Sharon Carvolth began her career in quality in 1993. Two years later she started Audit Services International, which has grown to become a leading consultancy for the mining industry. The Auditor Online speaks to Carvolth to learn about her auditing career trajectory and her views on the current state of auditing.
Carvolth was introduced to quality in 1993 in her role as laboratory manager which involved having the laboratory certified to NATA standards including ISO 9001 and subsequently auditing these standards.
“My next laboratory position was short lived and I took on a corporate role to build systems nationally for the laboratory company,” Carvolth said. “This morphed into consulting for the Queensland [Australia] mining industry.”

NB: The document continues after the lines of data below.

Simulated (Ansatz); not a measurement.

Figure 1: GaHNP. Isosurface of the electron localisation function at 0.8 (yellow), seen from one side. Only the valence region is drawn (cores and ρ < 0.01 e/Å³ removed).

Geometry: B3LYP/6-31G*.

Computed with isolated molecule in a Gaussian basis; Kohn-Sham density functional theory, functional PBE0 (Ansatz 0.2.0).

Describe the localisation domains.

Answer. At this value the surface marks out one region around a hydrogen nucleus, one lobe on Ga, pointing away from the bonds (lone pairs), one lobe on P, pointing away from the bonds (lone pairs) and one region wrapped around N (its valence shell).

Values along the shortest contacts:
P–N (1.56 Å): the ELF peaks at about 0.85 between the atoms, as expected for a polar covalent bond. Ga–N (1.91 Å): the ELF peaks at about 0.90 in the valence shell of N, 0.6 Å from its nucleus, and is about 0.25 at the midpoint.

Carvolth said she didn’t set out to become an auditor, and reflects that her career progression was organic.
“I have a passion for systems and that translated to my clients who pushed and pushed me to become a better version of myself, which included auditing.
“Since 1994 I have been auditing the Australian mining industry for health, safety, environment and quality [HSEQ] compliance from both a legal compliance and corporate governance perspective. I have been extremely fortunate to be looked upon favorably by every mining corporate in Australia—having trained a very large proportion of the industry in lead auditing. I have successfully held contracts with the Queensland, New South Wales, and Tasmanian mining departments to train their inspectorate as lead auditors.”
Carvolth founded Audit Services International in 1995. The company has grown to become a leading mining industry consultancy for safety and health management systems implementation, maintainence, auditing, and training. As principal of the organization, Carvolth’s role is three-pronged depending on the needs of the client and can include lead auditor training, leading HSEQ audit teams for the mining, oil, and gas industry, and acting as a systems and risk consultant.
For Cavolth, the biggest attraction to auditing is how much you can learn in a short period of time.
“Every organization, even within the same industry or corporate entity is vastly different. After every audit I come away with a renewed skill set, a reinforcement of knowledge, and more experience. Auditors are being continuously refreshed and renewed because of the exposures that clients provide them.”
However, the job, of course, is not without its challenges.
“As with any job, the biggest challenge is dealing with people. All jobs are stressful at the best of times and when you add the pressure of an audit on top, you sometimes don’t see people at their best. Some people have preconcieved ideas with respect to the audit and therefore panic when in the presence of auditors, so the constant challenge is to promote a safe and comfortable environment so that we an learn from each other.”
Carvolth considers the biggest challenge facing the profession is the lack of regulation of auditors.
“This means that there are a lot of people who trade as auditors but only perform glorified inspections. This compromises a true auditor’s ability to get work as they cannot compete from a timing or cost perspective. The highest risk on my risk register is an uneducated client—meaning that if the client does not know what to ask for, or what to get, they may not get what they need because an auditor does not end up providing that service.”
Carvolth believes the best way to improve the standard of auditing is for auditors to be willing to learn at every audit.
“An open mind makes for a very good auditor.”